So as a way to celebrate the vaster ecosystem of film photography that the graphic arts represent, I'd like to invite all of you who had experience with the analogue processes to share your experience and explain to the young ones what it meant to prepare halftone reproductions, color separation plates, etc, before the advent of CTP or RIP.
In 1969, at the age of 19, having tried and loathed office work, I got a photographic traineeship with the British Ministry of Technology in Chiselhurst, Kent, UK and made friends with a 16x20" Littlejohn process camera, which, typically of its ilk, was a giant wooden camera running on a set of rails about 20 feet long, at one end of which was a pivoting copyboard (glass plus pressure pad) about six feet square. The first hazard to negotiate was the four exposed carbon arcs used for lighting, each was rated at 30 amps, 120 V DC, and had the intrinsic feature of DC that, if you were to touch one with the palm of your hand, your hand would close over the carbon rod, you would not be able to let go, and you would be toast! The old guy I was working with used to lick the end of his finger and tap the rods if they refused to strike (light up), I found a plastic ruler safer! Every now and again, I had to do the rounds of the lights with a tube wrench and a tin bucket, unscrewing the clamps and allowing the stub residues of the burnt-out carbon rods to fall into the bucket before replacing the rods (which were about 15" long when new and burned down to about 2", with the need for regular resetting).

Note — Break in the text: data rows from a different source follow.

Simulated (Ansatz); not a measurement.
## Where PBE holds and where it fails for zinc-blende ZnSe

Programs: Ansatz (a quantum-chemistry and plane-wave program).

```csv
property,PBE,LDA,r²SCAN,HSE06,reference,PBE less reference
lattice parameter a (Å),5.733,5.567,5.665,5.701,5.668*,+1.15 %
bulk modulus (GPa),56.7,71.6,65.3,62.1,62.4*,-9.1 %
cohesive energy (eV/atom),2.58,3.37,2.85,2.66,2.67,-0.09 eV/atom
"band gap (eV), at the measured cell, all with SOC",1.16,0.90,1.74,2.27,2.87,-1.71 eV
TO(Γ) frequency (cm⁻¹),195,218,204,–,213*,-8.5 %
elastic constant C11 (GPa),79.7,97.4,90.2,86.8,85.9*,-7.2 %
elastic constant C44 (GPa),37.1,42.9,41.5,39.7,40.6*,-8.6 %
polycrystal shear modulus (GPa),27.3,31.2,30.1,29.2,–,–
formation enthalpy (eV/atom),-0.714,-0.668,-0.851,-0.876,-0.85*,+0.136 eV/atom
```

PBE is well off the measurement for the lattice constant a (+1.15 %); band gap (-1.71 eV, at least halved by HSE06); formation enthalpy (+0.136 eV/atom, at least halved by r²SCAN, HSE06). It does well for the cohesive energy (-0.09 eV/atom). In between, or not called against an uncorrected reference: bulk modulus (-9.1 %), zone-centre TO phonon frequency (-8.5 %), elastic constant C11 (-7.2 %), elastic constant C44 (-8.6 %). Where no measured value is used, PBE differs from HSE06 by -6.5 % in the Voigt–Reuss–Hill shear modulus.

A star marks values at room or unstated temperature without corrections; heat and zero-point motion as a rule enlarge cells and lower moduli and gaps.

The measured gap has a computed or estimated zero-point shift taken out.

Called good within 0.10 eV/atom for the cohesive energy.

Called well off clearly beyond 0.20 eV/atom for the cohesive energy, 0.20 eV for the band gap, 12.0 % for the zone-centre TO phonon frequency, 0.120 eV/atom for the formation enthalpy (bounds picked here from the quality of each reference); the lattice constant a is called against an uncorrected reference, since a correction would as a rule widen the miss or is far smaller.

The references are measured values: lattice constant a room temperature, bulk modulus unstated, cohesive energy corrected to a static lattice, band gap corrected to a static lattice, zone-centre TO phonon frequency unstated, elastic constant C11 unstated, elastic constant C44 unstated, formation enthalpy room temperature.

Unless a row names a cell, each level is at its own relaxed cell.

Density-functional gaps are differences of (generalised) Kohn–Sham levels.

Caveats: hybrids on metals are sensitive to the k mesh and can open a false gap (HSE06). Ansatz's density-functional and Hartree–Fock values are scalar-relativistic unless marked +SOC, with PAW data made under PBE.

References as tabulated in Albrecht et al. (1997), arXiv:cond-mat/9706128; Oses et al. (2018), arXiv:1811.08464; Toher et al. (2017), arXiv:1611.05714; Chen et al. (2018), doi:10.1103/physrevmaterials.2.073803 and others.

The camera had a single film/plate holder, this was permanently fitted with a sheet of plate glass coated with non-drying adhesive to which sheets of 16x20" film (Kodalith 3) were attached. For simple line copying, I would expose anything up to 20 sheets of film and then process them all at once in a deep dish - the resulting splashes rotted away my lab coat in an average of 4 weeks! For critical work, the lab bench had a built-in red safelight panel also 16x20", with clear perspex dishes development could be carried out by inspection. Half-tone dot negatives were made using a glass dot screen (as I recall, we used 80 dpi mostly, we also had a 120 dpi screen), this was clipped inside the back of the camera and moved back by a lever to come into contact with the film once the filmholder had been attached and the "roller-blind" sheath had been pulled back. It was some time before I was allowed to fit or remove the screen, which was treated like a holy relic!
I sometimes wish I had a wooden process camera as an ornament, otherwise I really don't miss them (or the quite outrageous health risks by modern standards) at all!